Oct 6, 2023 - 5:52:37 AM
Players Union Member

boxbow

USA

2782 posts since 2/3/2011

Yes.

Oct 6, 2023 - 8:13:26 AM
like this

Quincy

Belgium

849 posts since 1/16/2021

I must say I am surprised, these less than 10 euro strings sound very appealing. They are better than the Chromcors I once bought .

Oct 6, 2023 - 8:41:59 AM

Quincy

Belgium

849 posts since 1/16/2021

quote:
Originally posted by The Violin Beautiful


There really isn’t much mystery to string selection. You get what you pay for, and a good set will make the biggest difference you can discern after a good setup.


I do not know if I feel the same, I really like my new cheap set, they match my violin better than the helicores. I think I'll order some more of these. They sound great ! And they are very playable.

Oct 6, 2023 - 8:56:54 AM
likes this

DougD

USA

11787 posts since 12/2/2007
Online Now

Anja, Rotosound is a "real" company, best known for their bass guitar strings. I think they also make a monel wound violin string, just a little more expensive. I may have to try these next time I need strings, if I can find them.

Oct 6, 2023 - 9:04:12 AM

Quincy

Belgium

849 posts since 1/16/2021

I ordered them from a web market place where I pay a small fee each year and then my shipping costs are paid for everything I buy through that website. They are certainly worth trying!

Oct 6, 2023 - 10:55:28 AM

1398 posts since 3/1/2020
Online Now

quote:
Originally posted by Quincy
quote:
Originally posted by The Violin Beautiful


There really isn’t much mystery to string selection. You get what you pay for, and a good set will make the biggest difference you can discern after a good setup.
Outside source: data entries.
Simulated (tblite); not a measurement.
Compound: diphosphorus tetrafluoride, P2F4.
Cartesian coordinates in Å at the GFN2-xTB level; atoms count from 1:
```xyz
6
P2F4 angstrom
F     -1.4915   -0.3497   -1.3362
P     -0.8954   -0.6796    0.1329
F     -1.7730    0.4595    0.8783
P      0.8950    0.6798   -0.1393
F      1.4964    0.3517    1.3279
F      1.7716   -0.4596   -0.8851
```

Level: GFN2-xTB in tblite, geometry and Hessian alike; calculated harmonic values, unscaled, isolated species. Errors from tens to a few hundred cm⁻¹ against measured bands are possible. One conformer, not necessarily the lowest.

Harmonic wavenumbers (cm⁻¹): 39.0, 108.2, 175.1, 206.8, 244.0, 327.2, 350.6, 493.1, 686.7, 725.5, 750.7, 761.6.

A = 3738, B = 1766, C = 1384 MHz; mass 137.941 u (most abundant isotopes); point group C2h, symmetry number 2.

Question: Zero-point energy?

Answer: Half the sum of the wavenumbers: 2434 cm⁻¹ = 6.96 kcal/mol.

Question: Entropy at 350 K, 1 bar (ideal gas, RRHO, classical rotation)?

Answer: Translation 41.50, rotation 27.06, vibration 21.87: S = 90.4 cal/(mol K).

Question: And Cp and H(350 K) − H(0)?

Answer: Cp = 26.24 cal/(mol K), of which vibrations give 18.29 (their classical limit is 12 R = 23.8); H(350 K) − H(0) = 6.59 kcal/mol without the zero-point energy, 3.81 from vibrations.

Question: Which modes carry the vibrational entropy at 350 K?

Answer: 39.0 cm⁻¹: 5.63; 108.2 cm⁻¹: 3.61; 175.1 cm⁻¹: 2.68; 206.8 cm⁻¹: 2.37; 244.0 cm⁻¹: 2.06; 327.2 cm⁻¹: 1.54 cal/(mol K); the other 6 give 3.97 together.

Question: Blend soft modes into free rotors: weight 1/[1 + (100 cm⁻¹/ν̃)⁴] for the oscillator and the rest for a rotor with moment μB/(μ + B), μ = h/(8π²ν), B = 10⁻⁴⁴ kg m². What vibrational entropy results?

I do not know if I feel the same, I really like my new cheap set, they match my violin better than the helicores. I think I'll order some more of these. They sound great ! And they are very playable.


Helicores are cheap strings as well. 

Oct 6, 2023 - 11:30:27 AM
likes this

Quincy

Belgium

849 posts since 1/16/2021

quote:
Originally posted by The Violin Beautiful
quote:
Originally posted by Quincy
quote:
Originally posted by The Violin Beautiful


There really isn’t much mystery to string selection. You get what you pay for, and a good set will make the biggest difference you can discern after a good setup.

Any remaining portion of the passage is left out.